Economists: Power, High-Tech Woes Put State on Brink of Recession (AP) 6.28.01, 2:08p -- An information technology meltdown combined with the state's power woes will keep California's economy teetering on the verge of recession for the rest of the year, according to a UCLA Anderson Forecast released Thursday. Even without the effects of difficult choices facing the state as it deals with a summer of expected rolling blackouts and rescuing cash- strapped utilities, California's economy is slowing rapidly and will struggle just to keep from shrinking, economists at the University of California, Los Angeles said.

A separate report, prepared by Cambridge Energy Research Associates, criticizes the state's plan to take control of the power grid and shield consumers from the full cost of electricity. The report concludes the state's current plan will lead to 112 hours of rolling blackouts this summer.

The report says that a contrary strategy of allowing consumers to bear the full brunt of rising electricity costs will actually end the power crisis earlier by reducing wholesale costs and allowing the state to eliminate the huge debt it has accumulated paying for power since January.

The CERA report concludes that the state's current plan will not encourage conservation, thus plunging the state deeper into debt as it issues bonds to pay for expensive wholesale power.

Instead, CERA recommends the state raise electricity rates enough to cover current wholesale costs and pay off the $20 billion the state had already spent buying power. Such a plan would decrease consumption, forcing wholesale prices down quickly. Lower demand would also decrease rolling blackouts this summer to 12 hours, the report predicts.

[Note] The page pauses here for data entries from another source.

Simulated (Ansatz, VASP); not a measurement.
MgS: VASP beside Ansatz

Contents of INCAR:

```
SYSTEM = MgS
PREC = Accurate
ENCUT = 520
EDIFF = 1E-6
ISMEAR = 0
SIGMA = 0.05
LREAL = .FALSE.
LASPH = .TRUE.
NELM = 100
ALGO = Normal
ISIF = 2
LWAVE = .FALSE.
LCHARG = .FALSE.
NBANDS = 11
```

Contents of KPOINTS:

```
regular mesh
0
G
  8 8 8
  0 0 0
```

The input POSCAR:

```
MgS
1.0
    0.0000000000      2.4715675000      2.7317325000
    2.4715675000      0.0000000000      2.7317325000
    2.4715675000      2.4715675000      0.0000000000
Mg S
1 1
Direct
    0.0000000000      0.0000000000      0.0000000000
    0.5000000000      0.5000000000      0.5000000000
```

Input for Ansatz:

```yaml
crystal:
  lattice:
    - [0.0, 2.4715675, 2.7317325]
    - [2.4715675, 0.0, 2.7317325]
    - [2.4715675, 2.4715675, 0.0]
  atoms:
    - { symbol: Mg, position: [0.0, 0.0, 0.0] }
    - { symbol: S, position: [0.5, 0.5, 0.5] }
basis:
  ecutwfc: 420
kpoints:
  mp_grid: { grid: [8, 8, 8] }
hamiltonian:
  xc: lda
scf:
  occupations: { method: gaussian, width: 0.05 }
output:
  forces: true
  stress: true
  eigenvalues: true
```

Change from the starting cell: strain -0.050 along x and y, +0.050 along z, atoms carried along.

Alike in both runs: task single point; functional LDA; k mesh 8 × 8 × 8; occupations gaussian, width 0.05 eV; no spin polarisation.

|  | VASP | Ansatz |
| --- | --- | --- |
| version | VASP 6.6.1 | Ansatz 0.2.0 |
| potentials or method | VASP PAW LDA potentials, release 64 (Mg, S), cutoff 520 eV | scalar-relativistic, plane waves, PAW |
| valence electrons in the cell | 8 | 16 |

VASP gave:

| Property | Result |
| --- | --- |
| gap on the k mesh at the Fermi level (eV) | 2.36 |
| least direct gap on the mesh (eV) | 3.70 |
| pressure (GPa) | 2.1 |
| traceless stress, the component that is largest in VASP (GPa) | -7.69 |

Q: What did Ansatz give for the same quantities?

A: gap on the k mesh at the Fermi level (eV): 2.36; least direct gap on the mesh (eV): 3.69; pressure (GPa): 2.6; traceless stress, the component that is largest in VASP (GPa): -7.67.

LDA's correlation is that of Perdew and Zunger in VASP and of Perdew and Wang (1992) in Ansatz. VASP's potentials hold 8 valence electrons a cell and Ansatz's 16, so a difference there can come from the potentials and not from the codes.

The UCLA economists estimate that consumer spending in the first quarter, adjusted for inflation, declined 3.3 percent as paper riches based on vanishing stock options, known as the "wealth effect," disappeared.

"The recent weakness of taxable sales ... likely means that the wealth effect on consumer spending, which was an important determinant of the 1999-2000 gains, is now dead in California," said Tom Lieser, senior economist at the Anderson Forecast.

Lieser said Californians, jittery over the reliability of the state's power supply and worried about their jobs, have lost much of their confidence in the economy.

That concern is backed by the numbers, which show unemployment on the rise, Lieser said. The unemployment rate is already at the highest it has been in two years and will rise mainly because of sluggish job growth into 2003.

Lieser predicts the annual growth rate in non-farm jobs for the year will barely reach 2 percent. That number drops to 1.3 percent in 2002, then rises to 2.1 percent in 2003.

Lieser said unemployment in the state will reach 1.6 million by mid- 2003 before turning around. The unemployment rate of 4.9 percent in May is predicted to average 5.2 percent for 2001, then increase to 6 percent next year and 6.3 percent in 2003.

One bright spot is that state exports remain high. Lieser said exports in the first quarter showed a 13.2 percent year-to-year growth from the same period last year.

On the national front, Edward Leamer, director of the Anderson Forecast, said the risk of recession has dropped slightly to 80 percent from his earlier prediction of 90 percent.

Leamer said the interest rate cuts and President Bush's tax cut have helped the economy slightly, but not enough to prevent recession.

"We still expect sluggish growth through the rest of the year and two quarters of negative growth commencing no later than 2002 Q1," Leamer said. "Although the interest and tax-rate cuts may help the train move faster, there is no light at the end of the tunnel."